Mr. Higa remarked that the ambition and sense of scale Ms. Wessel spoke about were hard to find in Japan.

Ambassador Roos disagreed and said that he had met many young people across Japan with dreams that were just as big. He believed the issue was to create the right environment to support these dreams. In addition, he pointed out that the entrepreneurial spirit was not limited to the private sector, small companies, or young people. Anyone can be entrepreneurial.

Mr. Higa said that SVJP was aimed at promoting just such a spirit and environment.

Ambassador Roos emphasized the importance of allowing second chances.

Mr. Yanai agreed, but said that to have a second chance, one first needed to take on some kind of challenge. He felt this was a missing element in Japan. Mr. Yanai believed that the reason he succeeded in starting his company was that he had nothing. He came from a poor mining town, and that encouraged him to look overseas and create a global company. Mr. Yanai believed that thinking globally and having ambitious dreams of changing the world were extremely important.

Mr. Higa asked Ambassador Roos to discuss the roles of various public and private enterprises in the Silicon Valley ecosystem.

Ambassador Roos thought there was a misperception that the ecosystem was driven by private companies. The public sector also has a very significant role to play, such as through public policy that encourages talent mobility, the establishment of incubation programs and education, among other means.

Mr. Higa asked Ms. Wessel to comment on the experience of women in Silicon Valley and if she had any words of advice for Japan.

Ms. Wessel said that statistics showed that the most successful investment companies usually had at least one female co-founder. As such, venture companies are increasingly looking to seek the opinions of female entrepreneurs or invest in their companies. Nevertheless she thought it was disappointing how few women were in managerial roles in Silicon Valley.

Ms. Wessel also offered some advice. She believed women were less likely to ask for a promotion or raise and encouraged them to do so. She also advised managers to be aware of this fact. With regard to her Japanese acquaintances, she noted that many were afraid to stand up to their colleagues or managers, or afraid of being the smartest person in the room. She encouraged them to stick up for what they believed and do so respectfully, if they thought what they were doing or saying was in the best interest of the company.

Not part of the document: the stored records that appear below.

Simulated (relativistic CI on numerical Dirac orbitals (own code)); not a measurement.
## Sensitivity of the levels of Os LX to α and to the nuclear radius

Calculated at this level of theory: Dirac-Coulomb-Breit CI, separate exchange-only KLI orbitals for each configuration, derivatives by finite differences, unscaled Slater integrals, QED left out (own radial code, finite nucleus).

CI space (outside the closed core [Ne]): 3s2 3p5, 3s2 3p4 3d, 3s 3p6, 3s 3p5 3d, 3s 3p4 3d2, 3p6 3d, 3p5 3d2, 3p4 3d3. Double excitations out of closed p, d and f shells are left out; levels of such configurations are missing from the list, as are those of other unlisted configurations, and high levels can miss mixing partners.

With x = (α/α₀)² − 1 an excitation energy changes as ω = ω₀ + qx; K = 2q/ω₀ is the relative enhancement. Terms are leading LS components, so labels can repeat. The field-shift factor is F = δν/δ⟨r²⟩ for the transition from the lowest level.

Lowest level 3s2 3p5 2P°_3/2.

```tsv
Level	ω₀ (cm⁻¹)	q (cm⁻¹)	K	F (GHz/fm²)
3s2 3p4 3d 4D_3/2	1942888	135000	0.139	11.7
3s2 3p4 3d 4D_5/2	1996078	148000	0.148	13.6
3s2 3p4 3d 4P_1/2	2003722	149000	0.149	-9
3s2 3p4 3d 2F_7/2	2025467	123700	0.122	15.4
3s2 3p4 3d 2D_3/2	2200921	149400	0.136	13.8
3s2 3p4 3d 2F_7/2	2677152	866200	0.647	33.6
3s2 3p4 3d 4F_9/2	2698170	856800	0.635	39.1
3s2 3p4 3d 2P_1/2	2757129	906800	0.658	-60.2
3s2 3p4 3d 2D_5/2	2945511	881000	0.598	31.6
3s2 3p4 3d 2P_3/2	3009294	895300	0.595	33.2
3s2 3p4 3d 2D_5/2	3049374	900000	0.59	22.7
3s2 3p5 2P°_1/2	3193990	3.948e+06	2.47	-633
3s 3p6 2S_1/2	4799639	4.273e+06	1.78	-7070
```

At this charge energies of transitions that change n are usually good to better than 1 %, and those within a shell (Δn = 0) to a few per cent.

Mr. Higa then asked the panel about the importance of mentorship. Ms. Wessel said it was essential for startups to seek investors who could also provide advice and mentorship.

Ambassador Roos shared his experience from his own law practice. His law firm worked hard hours and lost many women employees who wanted more work-life balance. The firm therefore sought to implement many policies to allow more work-life balance. However, many male partners then stopped accepting women, thinking they cannot work long hours. To counter this, Ambassador Roos allowed workers to choose their own mentors, and all the talent flocked to those who allowed flexibility. He believed that the best argument for promoting women was that it was in a company or country’s economic interest and that doing the opposite risked driving away the best talent.

Mr. Higa spoke of how difficult it was recruiting people when he was helping to start Apple in Japan. He could not convince parents and grandparents to let their newly graduated sons or grandsons join the company. He therefore changed tactics and found women in large corporations who were not being used to their full potential and were eager to play a bigger role by joining Apple.

Mr. Yanai believed that there was some kind of invisible barrier in Japan that limited the kinds of people that were hired. He strived to do away with this in his own company and hoped that others would follow suit. Mr. Yanai also encouraged local governments to play a leadership role in this regard. Furthermore, he hoped that Japanese society would learn from the pioneering spirit of Silicon Valley and other parts of Japan and said that his company, which was started in a rural region, was testament to the fact that this was possible in Japan.

Mr. Higa touched upon the fact that the percentage of Japanese students studying abroad was continually decreasing, a phenomenon that truly worried him. He encouraged young people to go see the world and bring the best parts back, highlighting examples of Japanese business people being inspired by trips to the United States, such as Masayoshi Son, who saw his first semiconductor in Berkley, or Mr. Yanai, who was inspired by how a college bookstore sold books.

Mr. Yanai said that young people should travel the world, not just Silicon Valley, and see what successful companies around the world had in common. Furthermore, he emphasized the importance of experiencing failure and learning from it.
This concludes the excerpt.